Money is a beast you want to slay early in life.

If you don’t, it wastes your future earning potential, and more importantly, years of your life. I’m a man that wasted roughly 5.5 years of my life working a job I hated to pay bills.

I lost $1.2M overnight through my own incompetence. And I lost roughly another $1.01M in lost opportunities over the last 2 years by sitting on my lazy ass and thinking I knew everything.

We only learn money lessons from our mistakes.

This is my attempt to distill the mistakes I’ve made so you can hopefully avoid some of them. Here are the money lessons I wish I knew sooner.

1. Recessions can rip your face off if you don’t expect them

Everyone’s a genius in a bull market. Wait till the bear market hits.

In 2021 I had a giant smirk on my face. I could buy a Lambo just to piss people off even though I didn’t want one.

The markets were kind. They gave loyal servants who took risks (like me) giant monetary gains. We got a bit cocky. My head certainly exploded in size.

Financial Jesus is what they called me.

Then the recession came hard and fast. It took people by their groin area and through them into a tornado. Layoffs happened at rich tech bro startups. Budget cuts. No more stimmy. A sea of red stock prices.

Many weren’t prepared. The tweets with the Bitcoin symbol on the side of some Dubai luxury car stopped. Social went dark.

No one is ever prepared for a recession. We tell ourselves they don’t happen. The only reason I didn’t get wiped out is because the 2008 financial crisis taught me a lesson or two.

Learn about recessions. Remember they happen every 5–7 years, so keep a war chest of valuable assets close by in case you struggle to stay afloat.

2. All the smart wealthy kids have one thing in common

This guy Taylor had a merch business.

His goal was to sell merch for the most popular Youtube creators. It was a hard goal given he didn’t have much traction.

Taylor obsessively watched their videos. He noticed a detail everyone else missed. All these Youtubers had the same front doors. He figured they must all live in the same apartment building.

So he got to work to find out where the apartment building was. It wasn’t hard to figure out. Then he did something most people wouldn’t do.

He moved into the apartment building.

Once he became a resident he had something in common with these Youtubers. They loved fitness so he assumed they’d probably be in the apartment block’s gym.

Twice a day, every day, he went to that gym.

They showed up. He played it cool. He got to know them. He didn’t sell them his damn merch business idea. They became his friends. These friendships turned into business partnerships.

Once he launched merch for them it sold out in minutes and made him millions. The money lesson here is simple…

If you want to make money you have to be in the right environment. You have to find your tribe and go where the opportunity is rather than wait for luck to strike (cause it won’t).


Last week I got semi-confused.

A bunch of young buck creators have come from nowhere and built huge audiences. I’ve been busting my ass for 9 years and am only just ahead of some of them.

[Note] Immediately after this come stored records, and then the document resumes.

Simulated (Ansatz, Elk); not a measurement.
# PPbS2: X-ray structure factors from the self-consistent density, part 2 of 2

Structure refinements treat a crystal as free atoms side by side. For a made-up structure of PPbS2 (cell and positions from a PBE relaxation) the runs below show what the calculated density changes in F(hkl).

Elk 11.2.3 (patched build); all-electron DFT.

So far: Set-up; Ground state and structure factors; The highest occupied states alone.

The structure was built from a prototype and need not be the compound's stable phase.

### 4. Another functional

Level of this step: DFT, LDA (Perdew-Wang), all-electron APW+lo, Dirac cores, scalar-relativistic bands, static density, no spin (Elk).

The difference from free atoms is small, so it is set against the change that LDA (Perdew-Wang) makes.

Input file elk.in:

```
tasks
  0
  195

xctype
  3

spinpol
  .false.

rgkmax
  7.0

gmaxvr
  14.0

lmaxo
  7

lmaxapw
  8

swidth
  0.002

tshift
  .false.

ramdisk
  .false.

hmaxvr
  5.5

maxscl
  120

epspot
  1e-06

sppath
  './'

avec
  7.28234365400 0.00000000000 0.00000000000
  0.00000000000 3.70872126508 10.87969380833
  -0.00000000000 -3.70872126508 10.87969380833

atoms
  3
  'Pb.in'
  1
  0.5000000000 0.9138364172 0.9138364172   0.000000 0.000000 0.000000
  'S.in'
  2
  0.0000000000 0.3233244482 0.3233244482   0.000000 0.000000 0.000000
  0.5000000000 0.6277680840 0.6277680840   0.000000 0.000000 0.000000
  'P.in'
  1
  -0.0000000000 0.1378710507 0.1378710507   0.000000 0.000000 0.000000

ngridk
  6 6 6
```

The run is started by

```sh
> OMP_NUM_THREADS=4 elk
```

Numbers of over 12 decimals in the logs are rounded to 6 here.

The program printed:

I’m not jealous. No. I’m curious.

Then I find this photo…

6 Lessons on Money I Wish I Knew Sooner - That've Cost Me 5.5 Years and $2.21M

Image credit: @zachpogrob via a tweet

The group’s success is no accident.

They’ve been hanging out with each other. They’ve taken each person’s unique skill and stacked it to fill in the gaps in their collective knowledge.

I didn’t do this.

No, I tried to go it alone and guess my way to success. I refused to join communities or pay for masterminds. And I was stupid. I’d be 10x wealthier if I had of got around more people with the same goal as me.

Smart kids build empires in groups. Copy them.

3. You replicate the investment habits of your closest friends

Everyone talks about networking.

I think it’s overrated in the way it’s presented. Choosing the right friends is important. But looking at your friends based on their investment habits can be just as crucial.

I had a friend who loved to gamble at the casino. I thought slot machines were the devil and refused to play them with him. I’d just watch.

One night I started to play the slot machines because he insisted I did. Three weeks later I was addicted like he was. I gambled like a drunken sailor and thought I was “having fun.”

It’s hard to resist the urge of bad investing habits.

That’s why it’s better to hang around people that aren’t stupid with money, otherwise you’ll inherit their misfortune and become a victim of society.

4. Letting fear hold you back stops you taking the plunge into greatness

I could have quit my job years before I did.

I don’t like to say that too loudly because it’s a big mistake. There were months I’d make $20,000 on the side and still stay at my job for the piss-poor salary and abuse from my boss.

Looking back, fear held me back.

I believed the BS about career gaps. I thought if I chose entrepreneurship the corporate world would never have me back. I now know that to be a lie.

Corporations love entrepreneurial employees. They often have the best ideas and the kind of drive that’s rare.

Failing at a business doesn’t make you a failure.

So you can overcome the fear, quit a job, fail at a business, and still get another job again. Once you realize this you’ll stop letting the fear of quitting your job hold you back.

5. New income streams are worth finding

The gurus make out like new income streams are a piece of piss to find.

Not quite. I’ve found it harder than it seems. The only strategy that’s worked for me is to experiment. Some income streams are cool but they make me feel like a sleaze bag.

Other income streams require too much effort or time to get off the ground. What I wish I had done sooner is just try more new income streams out.

You won’t know what makes money for you unless you do.

This is where many people go wrong. They want someone to tell them which income stream is best from them. But nobody knows you like YOU.

Become an experimenter.

6. Money doesn’t grow if it sits in the bank

My relationship with savings accounts is rocky at the best of times.

The interest a savings account pays is taxed heavily and melted away by inflation. But we’re all secretly addicted to our savings account.

Why?

It’s where we keep emergency funds. These savings help us maintain our (financial) mental health. They help us sleep at night.

But if we want our money to grow we have to take some risk. It doesn’t mean we’re stupid and chuck it all into a dog coin. Although it does mean we have to at least put our money to work.

The two best ways are: 1) Own parts of businesses 2) Invest in starting your own business. Both paths will make your money grow 3x faster than investing in real estate, bonds, or a savings account ever will.

Risk = Growth

You just have to work out how much risk you’re willing to take — that’s deeply personal.

This article is for informational purposes only, it should not be considered financial, tax or legal advice. Consult a financial professional before making any major financial decisions.